Dating and Relationship Advice

Two years after her husband passed away, Debbie Stegall decided to search for companionship on Elite Singles, an online dating site. It wasn’t long before she met a man who checked all the boxes: handsome, family-oriented, Christian, and most importantly, someone who seemed to care for her. His name was Greg and he had recently separated from his wife, due to her infidelity. In May 2020, he and Debbie began to text frequently and call each other over the phone.

“[Greg] was always, always a gentleman over the phone.” She recalled. “I told him multiple times, ‘you haven’t done anything out of your way that you shouldn’t have done.’”

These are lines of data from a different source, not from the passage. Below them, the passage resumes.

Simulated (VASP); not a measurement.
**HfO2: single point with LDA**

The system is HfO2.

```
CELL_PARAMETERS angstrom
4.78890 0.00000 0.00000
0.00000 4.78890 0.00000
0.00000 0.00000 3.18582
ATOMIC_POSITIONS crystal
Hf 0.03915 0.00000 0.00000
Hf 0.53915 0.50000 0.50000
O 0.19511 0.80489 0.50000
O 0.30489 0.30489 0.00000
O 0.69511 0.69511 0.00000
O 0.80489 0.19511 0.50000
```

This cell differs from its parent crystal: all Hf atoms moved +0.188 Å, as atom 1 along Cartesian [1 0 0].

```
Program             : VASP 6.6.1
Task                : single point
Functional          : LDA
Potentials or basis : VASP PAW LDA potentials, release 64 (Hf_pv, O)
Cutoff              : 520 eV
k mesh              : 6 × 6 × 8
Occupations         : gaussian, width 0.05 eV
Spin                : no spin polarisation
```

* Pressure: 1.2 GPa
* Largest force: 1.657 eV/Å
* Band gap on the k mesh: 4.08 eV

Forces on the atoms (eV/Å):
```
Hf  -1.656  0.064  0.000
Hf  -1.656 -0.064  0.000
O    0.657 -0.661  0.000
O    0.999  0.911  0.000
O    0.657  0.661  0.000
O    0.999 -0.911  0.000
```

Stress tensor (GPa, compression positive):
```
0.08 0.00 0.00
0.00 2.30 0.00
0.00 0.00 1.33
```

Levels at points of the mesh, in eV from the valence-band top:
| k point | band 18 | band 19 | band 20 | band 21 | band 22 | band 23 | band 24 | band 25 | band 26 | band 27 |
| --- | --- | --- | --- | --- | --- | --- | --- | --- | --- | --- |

He said he lived in a North Carolina town only an hour drive from Debbie. However, he couldn’t meet up with her in person because he was working a job at an oil rig in Texas. Even though they couldn’t see each other, he continued to call her over the phone and let her know his whereabouts, in case she was worried about his well-being.

“I told my brother [when he called], ‘see, he does care about me.’ But he still told me to be careful.” Debbie said.

Other family members were concerned about Debbie’s relationship with Greg as well. Her son warned her that people often lie on their dating profiles and encouraged her to be wary of catfishing. Debbie agreed but continued to talk to Greg. When Greg mentioned that he was coming back to North Carolina, she offered to pick him up at the airport. Despite objections from her friends that it could be unsafe, she completely trusted him.

“I got to the point where I thought I loved this man, and wondered how I could love him if I’ve never seen him.” She said. “But just talking to him over the phone, he just said all the right things. Everything was right. He just made me feel so good.”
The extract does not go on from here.